District: Wokingham (Unitary Authority)
Parish: Arborfield and Newland
District: Wokingham (Unitary Authority)
District: Wokingham (Unitary Authority)
National Grid Reference: SU 77598 68769
A C19 landscape park and woodland surrounding a Victorian country house standing on formal terraces, with a Pulhamite rock and water garden of c 1ha. William Sawrey Gilpin was employed here c 1820.

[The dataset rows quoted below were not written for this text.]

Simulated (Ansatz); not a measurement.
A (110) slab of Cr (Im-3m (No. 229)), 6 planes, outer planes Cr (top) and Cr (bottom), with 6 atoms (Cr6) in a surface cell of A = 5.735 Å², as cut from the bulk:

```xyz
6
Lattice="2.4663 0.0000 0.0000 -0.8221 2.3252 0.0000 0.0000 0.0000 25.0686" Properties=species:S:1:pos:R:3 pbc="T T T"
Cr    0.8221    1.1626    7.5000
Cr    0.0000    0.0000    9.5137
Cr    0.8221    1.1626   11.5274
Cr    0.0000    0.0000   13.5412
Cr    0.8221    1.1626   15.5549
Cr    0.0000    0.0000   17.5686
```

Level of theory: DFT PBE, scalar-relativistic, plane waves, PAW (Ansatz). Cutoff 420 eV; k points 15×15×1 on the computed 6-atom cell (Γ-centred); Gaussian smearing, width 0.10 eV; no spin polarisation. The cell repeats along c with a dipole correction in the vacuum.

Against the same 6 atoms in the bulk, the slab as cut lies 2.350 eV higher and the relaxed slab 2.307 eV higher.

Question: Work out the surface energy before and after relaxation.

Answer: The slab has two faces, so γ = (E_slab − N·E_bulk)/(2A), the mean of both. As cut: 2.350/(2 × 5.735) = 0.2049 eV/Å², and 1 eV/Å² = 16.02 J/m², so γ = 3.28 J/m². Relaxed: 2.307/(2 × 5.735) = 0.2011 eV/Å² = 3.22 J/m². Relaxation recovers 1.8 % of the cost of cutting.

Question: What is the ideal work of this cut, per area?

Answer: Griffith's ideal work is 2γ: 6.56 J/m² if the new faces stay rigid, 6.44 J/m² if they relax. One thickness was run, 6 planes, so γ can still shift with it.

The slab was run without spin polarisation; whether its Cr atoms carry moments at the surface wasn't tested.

In 1816 John Walter II (d 1847), the chief proprietor of The Times newspaper, bought the Bearwood estate, employing J W Sanderson to build a modest classical villa (complete by 1822) and enlarging the lake to c 20ha. Around 1819-20 William Sawrey Gilpin (1762-1843) worked here whilst still employed as a drawing master at the nearby Royal Military College, Sandhurst, this being one of his first landscape gardening commissions. By 1822 David Stewart was directing the work (Piebenga 1993), to whom John Claudius Loudon attributed the layout in 1833 (Gardener's Mag). John Walter III inherited the property and his father's interest in The Times. He rebuilt the house, 1865-74, using the architect Robert Kerr to design the massive pile, and employed James Tegg as Head Gardener. `Of the many new features added during Mr Tegg's charge was the planting of the Wellingtonia Avenue, the layout of a new kitchen garden, the sunken hardy plant garden [rock garden] near the mansion, and the gradual extension of the pleasure grounds in various directions' (The Garden 1902). The rock garden was in fact built by Pulham and Company from 1879 to 1885. Large portions of the estate were sold in 1911, but the house failed to find a buyer, becoming a military convalescent home during the First World War. In 1919 Sir Thomas Devitt and Sir Alfred Yarrow bought the house and c 250ha, presenting them as a new home for the Merchant Seamen's Orphanage, which subsequently developed into a boarding school, in which use the house and immediate grounds remain. A large portion of the park is given over to playing fields and two golf courses (1998).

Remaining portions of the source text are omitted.